[Disclaimer: Plot spoiler warning!]
This movie was a delight, with an original story set in beautiful Scandinavia, complete with some unexpected twists and elements not usually seen in a Disney movie. Elsa is a princess born with the unusual ability to turn anything into ice, a skill she develops while playing with her little sister Anna. However, she discovers that she loses control of her talent when she becomes overemotional. This results in an accident in which Anna’s brain is frozen. The magical gnomes are able to unfreeze her brain but must remove Anna’s memory of Elsa’s ability. The overcautious King and Queen seclude the royal family and keep Elsa locked up, even keeping her away from Anna.

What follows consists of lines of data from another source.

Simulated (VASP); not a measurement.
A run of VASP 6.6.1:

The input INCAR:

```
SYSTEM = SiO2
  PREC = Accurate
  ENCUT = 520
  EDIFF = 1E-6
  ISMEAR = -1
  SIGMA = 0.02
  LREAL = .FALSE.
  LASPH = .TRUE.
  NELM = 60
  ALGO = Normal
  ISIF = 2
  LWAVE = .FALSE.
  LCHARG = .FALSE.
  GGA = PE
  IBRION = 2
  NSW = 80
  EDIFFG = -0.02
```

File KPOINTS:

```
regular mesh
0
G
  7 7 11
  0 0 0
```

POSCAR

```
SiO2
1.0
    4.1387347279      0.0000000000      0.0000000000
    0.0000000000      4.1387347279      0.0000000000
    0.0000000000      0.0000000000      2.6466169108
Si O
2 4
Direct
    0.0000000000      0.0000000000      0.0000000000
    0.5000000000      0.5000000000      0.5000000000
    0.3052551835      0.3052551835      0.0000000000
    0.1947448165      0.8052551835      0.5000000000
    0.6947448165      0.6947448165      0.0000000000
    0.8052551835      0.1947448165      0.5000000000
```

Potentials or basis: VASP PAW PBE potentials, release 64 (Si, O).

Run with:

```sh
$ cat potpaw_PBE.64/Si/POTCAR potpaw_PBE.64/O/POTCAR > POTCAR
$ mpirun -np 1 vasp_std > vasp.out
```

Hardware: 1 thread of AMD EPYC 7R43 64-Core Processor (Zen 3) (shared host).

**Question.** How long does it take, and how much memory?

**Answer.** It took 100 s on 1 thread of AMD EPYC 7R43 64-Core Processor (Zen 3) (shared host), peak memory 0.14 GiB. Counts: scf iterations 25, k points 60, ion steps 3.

As Elsa attempts to keep her ability restrained, she becomes both physically and emotionally inaccessible. Anna, deprived of her sister’s companionship, longs for love and human camaraderie. She thinks she has found it the day that the palace gates are open for Elsa’s coming of age and crowning. But this day teaches Elsa that by keeping her emotions and powers completely restrained for so long, she has completely lost control of both. She escapes into the mountains, where she builds her own ice castle and feels free once again, unwittingly unleashing a powerful ice storm on her people. When Anna follows her and tries to get her to stop the ice storm, Elsa once again loses control of her emotions and powers, sending ice through Anna’s heart. Thus the movie teaches the seemingly contradictory concept that we must express our emotions while also controlling them.
The magical gnomes tell Anna that the damage can only be undone through an act of true love. She assumes that this must be romantic love, but herein lies some of the movie’s surprises. First, she finds that what she thought was “love at first sight” was deceiving (a lesson not usually taught in animated movies). Second, the love that Anna is looking for to save her does not come from a romantic admirer. Rather, it comes from within, as she risks everything to save Elsa, and both their hearts are thawed. In the end, the sisters save each other from the damage that was done by keeping secrets.
Whereas animated films tend to portray heroes as attractive and villains as ugly and scary looking, this film teaches children that people are not always what they seem. Another very different element of this film is that the characters are neither purely evil nor purely good. The complicated character of Elsa is her own enemy in this film, depicting the internal struggle that is part of the human condition. The love of her sister is what helps her to use her unusual power for good in the end.
Because of the romantic elements and the focus on love between sisters, this film will primarily attract a female audience. However, the snow monster, talking snowman, and talking reindeer will appeal to young boys. The unexpected turns in the plot will keep adult viewers interested as well. Altogether this is a beautifully produced movie with an original story that is appropriate for families.